Today’s Tag Teams: It’s almost over, oh noes! In fandom, Phylly3 celebrates her second blogiversary! • Avalon considers her favorite fandom moments (includes interview with Jeannie Gisborne)! •  In the Hobbit chain, Antonia Romera compares trailers for An Unexpected Journey in three languages • CDoart‘s the King Richard Armitage blogger, writing on the relevance of the character in times of questionable justice • In fanfic, Jo Ann finishes her story • fedoralady traces the evolution of her “sloth fic” series • In freeform, Gratiana Lovelace rescreens her Armitage birthday vid • Fabo casts Armitage in Hollywood musical remakes • C.S. Winchester takes on Armitage in period costumes from N&S and Miss Marie Lloyd • Links to all FanstRA 3 posts appear here at the end of each day.

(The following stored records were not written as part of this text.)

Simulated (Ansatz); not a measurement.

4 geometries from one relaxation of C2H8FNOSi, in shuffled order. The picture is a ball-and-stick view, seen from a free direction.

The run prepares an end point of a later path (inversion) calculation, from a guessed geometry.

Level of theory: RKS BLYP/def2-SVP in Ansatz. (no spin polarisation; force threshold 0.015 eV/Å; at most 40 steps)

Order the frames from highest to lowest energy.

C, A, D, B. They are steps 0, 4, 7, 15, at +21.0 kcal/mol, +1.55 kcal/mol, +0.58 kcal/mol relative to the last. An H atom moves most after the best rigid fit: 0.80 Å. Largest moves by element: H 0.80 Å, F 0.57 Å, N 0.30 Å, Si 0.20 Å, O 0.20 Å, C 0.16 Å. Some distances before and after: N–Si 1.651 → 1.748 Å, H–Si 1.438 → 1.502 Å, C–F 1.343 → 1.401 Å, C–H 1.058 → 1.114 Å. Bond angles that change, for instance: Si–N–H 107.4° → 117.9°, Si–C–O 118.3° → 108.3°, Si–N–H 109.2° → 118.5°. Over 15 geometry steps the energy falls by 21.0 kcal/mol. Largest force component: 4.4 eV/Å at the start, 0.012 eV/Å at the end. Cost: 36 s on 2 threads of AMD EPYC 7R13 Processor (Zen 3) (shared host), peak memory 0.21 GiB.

This post is inspired, but not exactly based on, Richard Armitage’s character in The Inspector Lynley Mysteries: In Divine Proportion.

I freely admit the reason I’m not going to review this episode is because I wasn’t paying attention to it when I saw it. It was back in January, when I visited my parents in Sweden. They love British crime drama, and were watching The Inspector Lynley Mysteries. I was on my laptop or something at the time, and wasn’t paying much attention, until I heard a familiar voice – OMG, it was the episode with HIM in!! But we were already almost half an hour into the episode, so I had no idea what was going on, and it failed to grab me – aside from the few glimpses of Richard Armitage here and there. Not until the final scenes, I was paying full attention … but then, what I saw, did not surprise me.

If someone points a gun at a character played by Richard Armitage, what do you expect to happen? My first thought was “he’s going to get shot, obviously, because his character always bloody dies in the end!” Let’s see what might have led me to believe such a thing …

Well, there’s Guy of Gisborne … John Bateman/Lucas North … John Porter … Thorin Oakenshield (apologies if you’ve not read the book, but I’m assuming most of us will have by now) … Heinz Kruger … and I can’t remember whether or not he dies as Peter Macduff, I haven’t yet seen Malice Aforethought and haven’t seen disc two of Ultimate Force series two yet, but I’m sure I’ve heard Ian Macalwain gets what’s coming to him. Ricky Deeming was very nearly killed. So, when a gun was pointed at Philip Turner, I knew what was going to happen – it was inevitable. I’m not sure if he actually died, though, but still.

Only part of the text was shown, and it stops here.